[Standards] distributed MUC rooms
Mridul Muralidharan
mridul at sun.com
Mon Jun 4 12:06:27 CDT 2007
Peter Saint-Andre wrote:
> Mridul Muralidharan wrote:
>> Peter Saint-Andre wrote:
>>> Last October I talked with some folks in the XMPP community about the
>>> idea of distributing MUC rooms across domains. Late this afternoon
>>> and this evening I finally got around to writing up an approach to
>>> this problem. The document I've started working on is quite
>>> tentative, but I figured I'd send it out for feedback anyway (release
>>> early, release often!).
>>>
>>> http://www.xmpp.org/extensions/inbox/distributedmuc.html
>>>
>>> I'll try to work on it more this weekend, since I'd like to present
>>> some of the ideas at a conference I'm attending next week.
>>>
>>> Peter
>>>
>>
>> A few thoughts in general.
>>
>> 1) What is the scope of the distribution - is it going to be an muc
>> service spread across domains ? Or is it going to be a single logical
>> muc service (hosted on multiple machines/nodes) ? (With reference to
>> 1.3.3)
>
> Multiple domains.
"<message from='room at muc.domain1/nick1' to='room at muc.domain2/nick2'>
<some /> <xml /> </message>"
(replace message with any of the other stanzas too).
In this case, multiple hops through both rooms ?
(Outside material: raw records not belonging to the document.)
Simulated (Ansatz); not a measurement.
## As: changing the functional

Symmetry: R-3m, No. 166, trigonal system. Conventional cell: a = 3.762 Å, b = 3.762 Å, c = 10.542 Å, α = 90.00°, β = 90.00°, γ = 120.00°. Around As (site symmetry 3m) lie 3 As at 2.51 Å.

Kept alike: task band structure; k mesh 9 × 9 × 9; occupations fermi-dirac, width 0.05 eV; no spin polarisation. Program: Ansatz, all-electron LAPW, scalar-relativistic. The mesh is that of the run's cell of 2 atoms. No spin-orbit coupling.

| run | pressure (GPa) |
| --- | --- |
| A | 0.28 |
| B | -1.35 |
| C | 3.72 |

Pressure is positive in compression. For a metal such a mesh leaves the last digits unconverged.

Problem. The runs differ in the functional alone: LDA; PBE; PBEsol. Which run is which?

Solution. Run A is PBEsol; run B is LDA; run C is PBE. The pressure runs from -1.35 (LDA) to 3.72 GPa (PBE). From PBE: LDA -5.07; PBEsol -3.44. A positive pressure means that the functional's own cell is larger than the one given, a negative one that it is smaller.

Or will muc.domain1 know how to resolve 'room at muc.domain2/nick2' to the
actual user jid ? Even in an anonymous room ?
>
>> From examples 5 onwards, it looks like the former case ... might get
>> a bit tricky. Why would a user join muc.example.net for a conference
>> on chat.example.com ?
>
> The conference is (say) "topside" and the conference is the same logical
> conference whether you join on muc.example.net or chat.example.com. Or
> at least that is the idea.
It would be quite interesting to see what happens when a room gets
switched on to distributed and there are other rooms already distributed
with same name or locally present with same name - in the remote
domain(s) I mean.
>
>> Wont this not be a potential routing issue ?
>> I assumed we will be using something like dix[1] for this - where bare
>> jid is the same, just that it is distributed and fault tolerant. (or
>> integrated into the cluster/pool'ed server).
>
> IMHO clustering or pooling is trying to solve a different problem.
If intention is just high availability of rooms, it can also be solved
by restricting to a single domain.
But if the xmpp domain goes down, then yes we could lose the room - and
thinking more about the usecase you mentioned, it would not be
performance reasons which guide this decision.
>
>> This could also become potentially confusing for clients - where user
>> of a conference is receiving messages from multiple room jids.
>
> Maybe -- I'm not sure what you mean. If I join topside at muc.example.net
> then as far as I can see, every occupant is in that room. The s2s aspect
> of it is hidden from the user.
I said this in assumption that participants in a room hosted on remote
domain will get shown with the muc jid's with their domain (not as jid's
on local muc). Makes sense now.
>
>> 2) After creation, do we need to maintain the distinction between
>> FIRSTHOST and PEERHOST ? Merging of config can be based on 'timestamp'
>> for example (use ntp on all nodes to keep them in sync) ? This way,
>> FIRSTHOST could be down, or not participating in the conference which
>> was created on it ... and still things would continue working.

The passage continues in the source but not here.